8. Custom is undoubtedly a source of law as was pointed out by Justice Gajendragadkar. So far Hindu law is concerned, it is pointed out by Mulla in the 16th Edition, Page 3 that approved usage is a source of the law and it was obligatory on the part of the King not only to enforce the sacred law of the text but to make authoritative the customary laws of the subjects as they were stated to be. These included customs of countries, districts, castes and families: So also of traders, guilds, herdsmen, money lenders and artisans, for their respective class. In the same book it was pointed out in Page 57:

"In a long series of cases decided by the Privy Council and Courts in India, the rule has been accepted that custom can override any text of smriti law. In Collector of Madura v. Moottoo Ramalinga (supra), the Judicial Committee of the Privy Council observed: "Under the Hindu system of law, clear proof of usage will outweigh the written text of law. It has been repeatedly stated that a custom may be in derogation of smriti law and where proved to exist may supersede that law. The tenacity of family customs even under the strain of migration has been repeatedly recognised in decisions of the Courts. It may, however, be observed that though local and family custom, if proved to exist, will supersede the general law, the general law will in other respects govern the relations of the parties outside that custom."
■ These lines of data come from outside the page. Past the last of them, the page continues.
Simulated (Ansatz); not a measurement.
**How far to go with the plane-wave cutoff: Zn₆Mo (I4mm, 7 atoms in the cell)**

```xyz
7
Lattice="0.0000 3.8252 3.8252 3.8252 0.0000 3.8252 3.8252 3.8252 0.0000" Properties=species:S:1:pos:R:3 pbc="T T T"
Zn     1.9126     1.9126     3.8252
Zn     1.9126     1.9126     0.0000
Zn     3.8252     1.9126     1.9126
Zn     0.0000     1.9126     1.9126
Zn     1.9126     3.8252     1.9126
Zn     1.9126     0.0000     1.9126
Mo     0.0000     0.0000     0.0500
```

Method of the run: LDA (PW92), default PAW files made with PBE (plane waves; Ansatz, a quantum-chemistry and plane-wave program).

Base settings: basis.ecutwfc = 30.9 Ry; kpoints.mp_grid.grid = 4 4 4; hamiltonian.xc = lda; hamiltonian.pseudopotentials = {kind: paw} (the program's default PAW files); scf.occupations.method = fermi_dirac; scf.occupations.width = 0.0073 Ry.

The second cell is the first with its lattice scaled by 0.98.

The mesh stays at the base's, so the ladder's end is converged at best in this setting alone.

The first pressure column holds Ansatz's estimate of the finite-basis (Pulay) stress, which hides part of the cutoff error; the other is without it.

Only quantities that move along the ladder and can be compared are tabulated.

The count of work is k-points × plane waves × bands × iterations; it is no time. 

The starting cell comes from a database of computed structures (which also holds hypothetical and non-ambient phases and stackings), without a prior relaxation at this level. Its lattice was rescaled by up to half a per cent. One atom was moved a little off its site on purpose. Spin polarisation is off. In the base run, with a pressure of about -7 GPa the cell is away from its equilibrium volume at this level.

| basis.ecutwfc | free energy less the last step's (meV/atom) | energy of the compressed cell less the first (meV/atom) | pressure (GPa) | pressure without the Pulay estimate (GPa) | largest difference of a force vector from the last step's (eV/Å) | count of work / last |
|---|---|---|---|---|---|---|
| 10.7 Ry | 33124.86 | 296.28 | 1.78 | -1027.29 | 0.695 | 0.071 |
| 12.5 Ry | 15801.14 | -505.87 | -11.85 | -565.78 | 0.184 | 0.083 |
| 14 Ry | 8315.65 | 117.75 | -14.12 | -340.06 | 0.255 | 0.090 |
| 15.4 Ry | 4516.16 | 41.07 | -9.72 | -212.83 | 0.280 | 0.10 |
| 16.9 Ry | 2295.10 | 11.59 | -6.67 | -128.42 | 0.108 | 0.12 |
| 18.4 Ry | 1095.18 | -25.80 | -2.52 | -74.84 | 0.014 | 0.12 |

In discussing in Chapter 2 - Sources of Hindu Law, the learned author says, the three main sources of Hindu Dharma or law are (1) the Sruti (2) the Smriti and (3) the Custom. The question of personal law being outside the rigours of Part III of the Constitution was pronounced in Krishna Singh's case (4 supra). The Court said that in its opinion the High Court had failed to appreciate that Part III of the Constitution does not touch upon the personal laws of the parties and that the Hindu law to be enforced is as is derived from the recognised authoritative sources of the law i.e., Smritis and the commentaries referred to, as interpreted in the judgments of various High Courts, except where such law is altered by common usage or custom or is modified or abrogated by the statute. The validity of Madras Hindu (Bigamy Prevention and Divorce) Act, 1949 (Act 6 of 1949) was discussed by the Madras High Court in Srinivasa Aiyar v. Saraswathi Ammal, in the context of its being ultra vires as making a distinction between Hindus and Muslims and held that Entry 5 of List 3 of Schedule 7 of the Constitution of India itself conferred legislative power to enact laws, amend or alter or repeal parts or whole of the personal law. But while the legislature has the authority, yet it did not empower it to abrogate the fundamental rights in Part III of the Constitution. Thus the legislative authority to legislate upon personal laws was upheld. This Court upheld the powers of the legislature to modify or amend the personal laws in the Full Bench decision in G. Sambireddy v. G. Jayamma, (F.B.). Sections 11 and 17 of the Hindu Marriage Act were challenged as discriminatory in imposing monogamous marriages on Hindus while the right to polygamy of Muslims was left unaffected and thereby exposing Hindus marrying in contravention of the Act to prosecution under Section 494 I.P.C. The Court relied upon Narasu Appa's case (supra) and Saraswathi Animal's case (6 supra) and held that the Hindu Marriage Act is an Act amending the body of personal law known as Hindu law. Non-adherence to religion but subjection to a certain personal law is the basis of the classification made by the Hindu Marriage Act and that it cannot be said therefore that a classification is based on religion only.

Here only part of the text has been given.